Khululeka Educare, Zamukhanyo Educare and Noncedo Educare are the latest to benefit from the project, believed to be the largest of its kind in the country.

Tom Bergmann-Harris said: “This official handover is much more than just a celebration of some new buildings...this is about creating a positive environment which ensures children receive the best possible educational stimulation from an early age,”

Bergmann-Harris is the president of Rotary Club of Claremont.

“By equipping teachers with the skills they need we can ensure these Educare Centres are sustainable in the long term,” he added.

The Rotary Club of Claremont’s Injongo Educare Project has worked with 47 Educare Centres in Philippi, with a total spend of R12 million since 2012.

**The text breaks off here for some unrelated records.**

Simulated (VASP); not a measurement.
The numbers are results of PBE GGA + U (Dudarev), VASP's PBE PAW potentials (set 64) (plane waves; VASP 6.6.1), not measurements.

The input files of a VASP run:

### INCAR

Holistic interventions include extensive teacher training, physical upgrades to existing facilities and daily mentoring assistance for educare centres to ensure that they meet the Department of Social Development (DSD) and the Western Cape Education Department’s (WCED) requirements for official Early Childhood Development (ECD) accreditation and registration.

While keeping school fees affordable, these interventions make centres sustainable, and effective in the long term, through subsidies provided by the DSD and WCED.

The 12 educare centres have been fully upgraded and reopened by Injongo together with its dedicated sponsors.

Learners at the three centres sang songs to celebrate their excitement about their new school premises.

Neil Jansen from Lewis Group told members of the community, parents and Rotarians that it was an honour for Lewis to be involved in the project.

“For more than four years, we have focused on making a lasting impact in the next generation through our partnership with Injongo. Foundation phase education lays the grounding for children’s cognitive and socio-emotional development.

These Early Childhood Development Centres prepare them for school and tertiary education. The results of this project already speak volumes and it is encouraging to receive so much support from the community.”

Simphiwe Smile,36, father to Kamva, who attends the Grade R class for five year olds at Khululeka Educare was full of smiles at the opening event.

“My daughter knows how to count, she can write her own name and she is confident enough to stand in front of her classmates and tell stories.

Her mind is really working and she is so clever. I’m really proud to see how much she has developed at Khululeka Educare,” said Smile.

Smile takes an active role in his daughter’s life and says he listens to her talk happily about what she has learnt at school as he takes her to school each morning.

Kamva’s mother also noticed a change in her development, to such an extent that word has spread and many of her friends have also enrolled their children at Khululeka Educare.

Principal Nombulelo Majezi said: “All of the local primary schools want Khululeka children to enrol in Grade 1. Even schools outside of Philippi, say that children from Khululeka are amazing. You can just call the principals to ask and they can tell you about our children.”

Majezi explains that while many people have opened day care centres to look after toddlers while their parents are at work, not all of centres offer the same developmental opportunities.

“Whatever activities we do with the children, whether it’s reading stories, singing songs, games or craft activities, we follow the standards and norms and keep to the Grade R syllabus,” she said.

Training workshops for educare centre principals and teachers, provided by Injongo are extremely valuable, Majezi offered.